From London, take the M4, then follow signposts for Bath, starting at junction 18. The drive will take two or three hours, depending on traffic. To the west, Bristol is around 30 minutes away by car. For car hire, go to www.hertz.co.uk. Smith cardholders get a 10 per cent discount; quote '635230' when you reserve the car.
The nearest airport is Bristol International, about half an hour's drive from Bath.
Trains leave from London Paddington for Bath Spa every half hour or so, and take about 90 mins. The city is fairly well connected with links to destinations across the country; see www.thetrainline.com for routes and fares.
Country code for the UK: +44. Bath: (0)1225.
Anything by Jane Austen, Bath's most famous resident. Try Northanger Abbey, with the promising passage: 'They arrived in Bath. Catherine was all eager delight; her eyes were here, there, everywhere, as they approached its fine and striking environs, and afterwards drove through those streets which conducted them to the hotel. She was come to be happy, and she felt happy already.' Ahh!
Do go / Don't Go
The Gulf Stream makes this area a bit more temperate than most of England, but your best bet for a dry stay is still to visit between June and September. Winter can be captivating, with snow dusting the streets; there are some great Christmas markets, too.
Good old-fashioned English fare abounds (with tea, scones and cheddar cheese taking centre-stage), but there's plenty of modern European influence, too; Bath boasts several Michelin-starred eateries. There's also a real focus on local, seasonal produce and on ingredients sourced from England's south-west.

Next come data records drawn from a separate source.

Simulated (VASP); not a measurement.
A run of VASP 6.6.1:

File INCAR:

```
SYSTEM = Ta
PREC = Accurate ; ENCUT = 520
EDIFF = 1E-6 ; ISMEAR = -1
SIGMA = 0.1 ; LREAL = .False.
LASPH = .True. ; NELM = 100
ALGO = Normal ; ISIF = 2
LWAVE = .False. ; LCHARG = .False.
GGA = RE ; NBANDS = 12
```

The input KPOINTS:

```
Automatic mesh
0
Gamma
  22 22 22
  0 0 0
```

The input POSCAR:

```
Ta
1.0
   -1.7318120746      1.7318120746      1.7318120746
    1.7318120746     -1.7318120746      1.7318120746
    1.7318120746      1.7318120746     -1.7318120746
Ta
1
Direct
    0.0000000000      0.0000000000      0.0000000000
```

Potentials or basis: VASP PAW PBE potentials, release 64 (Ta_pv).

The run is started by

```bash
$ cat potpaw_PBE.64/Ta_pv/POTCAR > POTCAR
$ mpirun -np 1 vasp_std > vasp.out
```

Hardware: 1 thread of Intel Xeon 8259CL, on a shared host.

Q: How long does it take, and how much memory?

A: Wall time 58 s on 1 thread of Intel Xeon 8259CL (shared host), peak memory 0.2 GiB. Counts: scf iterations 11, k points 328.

Taxis cannot be flagged in the street, so ask your hotel to book them for you. There are usually plenty of taxis outside the train station.
Discretionary, but around 15 per cent is appreciated in restaurants.
Pounds sterling (£).
Mrs Smith finds it hard to resist taking an empire-line dress and a bonnet to Bath, to get the full Austen effect. The less whimsical among you might simply want to take an umbrella to fend off that pesky English rain (and perhaps to double as a pretty parasol).
The Roman Baths (+44 (0)1225 477785; www.romanbaths.co.uk) are the city's most famous landmark, and a World Heritage site: a beautiful Roman temple and bathhouses built around the only hot spring in Britain, still flowing with natural hot water. Jane Austen is Bath's other great cultural icon. The Austen Centre at Queen Square (+44 (0)1225 443000; www.janeausten.co.uk) is pretty diverting and has a great shop. The best thing about it, though, is the Regency tearoom, with great rooftops views and some particularly good cakes.
The Thermae Bath Spa (+44 (0)1225 331234; www.thermaebathspa.com) has a natural hot spa pool on a rooftop looking over Bath and the surrounding countryside. You can get treatments here - including aromatherapy cocoons and Moroccan mud wraps as well as shiatsu and reiki - or you can just laze about enjoying the waters and the views.
There's great shopping to be done in Bath, and the city is relatively unscarred by chain stores. Walcot Street is full of independent little shops offering clothes, books and antiques; on Saturdays, there's a great fleamarket, too. Along Milsom Street you'll find Jolly's, one of the UK's oldest department stores, plus Jaeger, Hobbs and self-explanatory Vintage to Vogue. At the top of the street is Shires Yard, with more boutiques and the Alessi Gallery.
For the best views of the city, go hot-air ballooning. With Bailey Balloons (+44 (0)1275 375300; www.baileyballoons.co.uk), you can take off from Royal Victoria Park, cruise over Bath, and land at the Cadbury's chocolate factory in nearby Keynsham.
Walk west out of Bath along the Kennet and Avon Canal and enjoy the most picturesque towpaths in the country, or go and soak up the calm and grandeur of Bath's magnificent 15th-century Abbey.
March Bath Literature Festival, with recent guests including Alexander McCall Smith, Clare Short and Jacqueline Wilson (www.bathlitfest.org.uk).
July/August The Roman Baths in the Abbey churchyard are open late for candlelit walks.
October The Bath Film Festival offers a feast of cinema in venues around the city, with previews of new arthouse films, as well as lots of classics (www.bathfilmfestival.org.uk).